To address these challenges, the SMARTSTOCK system leverages artificial intelligence (AI), computer vision,
and image processing technologies, including YOLO (You Only Look Once) for object detection and SORT
(Simple, Online, and Realtime Tracking) for tracking and counting. The system provides a comprehensive,
automated solution for monitoring inventory, detecting OOS products, and analyzing in-store and parking traffic.
By automating critical warehouse processes, SMARTSTOCK reduces reliance on manual operations, minimizes
human error, and improves operational efficiency. The system integrates three core modules: stock detection and
tracking, customer presence monitoring, and car park counting, all supported by a user-friendly desktop
application that provides real-time reporting and analytics. A robust database underpins the system, enabling
efficient storage, retrieval, and historical analysis of inventory and traffic data.

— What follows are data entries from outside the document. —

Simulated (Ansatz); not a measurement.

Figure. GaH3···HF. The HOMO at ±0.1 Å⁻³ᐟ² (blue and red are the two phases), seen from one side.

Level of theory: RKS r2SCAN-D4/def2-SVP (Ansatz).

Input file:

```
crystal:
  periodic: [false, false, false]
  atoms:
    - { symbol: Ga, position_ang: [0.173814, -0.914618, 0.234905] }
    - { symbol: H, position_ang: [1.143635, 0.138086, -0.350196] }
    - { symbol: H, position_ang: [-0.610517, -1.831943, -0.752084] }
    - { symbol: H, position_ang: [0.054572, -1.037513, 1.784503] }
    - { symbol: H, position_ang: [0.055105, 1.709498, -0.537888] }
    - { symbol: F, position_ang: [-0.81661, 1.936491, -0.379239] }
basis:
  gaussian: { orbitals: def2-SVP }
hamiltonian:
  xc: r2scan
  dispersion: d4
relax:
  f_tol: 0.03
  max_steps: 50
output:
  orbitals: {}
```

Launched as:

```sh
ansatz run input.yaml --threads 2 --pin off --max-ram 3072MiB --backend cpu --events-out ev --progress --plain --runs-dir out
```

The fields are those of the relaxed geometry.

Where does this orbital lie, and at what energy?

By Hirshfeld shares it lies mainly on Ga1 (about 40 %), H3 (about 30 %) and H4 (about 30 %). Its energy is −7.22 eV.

The expected outcomes of SMARTSTOCK include accurate real-time detection and tracking of warehouse
stock, automated identification of low-stock and OOS items, monitoring of customer presence and parking
availability, and provision of actionable insights through an intuitive desktop interface. These capabilities allow
warehouse managers and staff to optimize resource allocation, expedite replenishment, and make informed
operational decisions. By enhancing inventory visibility, improving traffic monitoring, and automating repetitive
tasks, SMARTSTOCK aims to strengthen overall warehouse efficiency, reduce operational costs, and improve
customer satisfaction. Its scalability and adaptability make it suitable for deployment across diverse retail and
warehouse environments, offering a sustainable and intelligent approach to modern warehouse management.
LITERATURE REVIEW
The development of the SMARTSTOCK system is underpinned by advancements in three key technical areas:
the challenges and digitization of inventory management, the application of computer vision in logistics, and the
evolution of real-time object detection models.
The Need for Automated Inventory Management
Traditional inventory systems, reliant on manual processes such as periodic audits and barcode scanning, are
inherently inefficient and introduce susceptibility to significant human transcription errors and data latency. The
integration of cyber-physical systems, a core tenet of Industry 4.0, mandates a shift towards automated,
continuous monitoring solutions. Research in smart warehousing highlights the critical need for systems that
provide real-time visibility into stock levels to minimize holding costs and prevent stockout scenarios [1].
Studies have explored utilizing Radio-Frequency Identification (RFID) and sensor networks; however, these
technologies often require direct tagging of every item, presenting scalability and cost challenges for high-
volume, dynamic environments [2]. The limitations of conventional methods establish a clear requirement for
non-intrusive, vision-based alternatives.
Object Detection in Logistics and Supply Chain
Computer vision has emerged as a disruptive technology in supply chain optimization, offering solutions for
quality inspection, package sorting, and inventory assessment. Early implementations primarily used traditional
image processing techniques, but modern approaches leverage deep learning for superior performance under
complex conditions. Convolutional Neural Networks (CNNs) have facilitated significant breakthroughs,
classifying detection models into two main categories: two-stage detectors (e.g., R-CNN, Faster R-CNN) and
single-stage detectors (e.g., SSD, YOLO) [3]. While two-stage models typically yield marginally higher
localization accuracy, single-stage detectors are demonstrably favored in industrial applications where high
inference speed is a non-negotiable prerequisite for real-time operation.
Evolution of the YOLO Framework
The You Only Look Once (YOLO) architecture, as analyzed in Table 1 and Figure 1, has become the de facto
standard for real-time object detection due to its ability to frame object detection as a single regression problem,
vastly improving speed while maintaining competitive accuracy.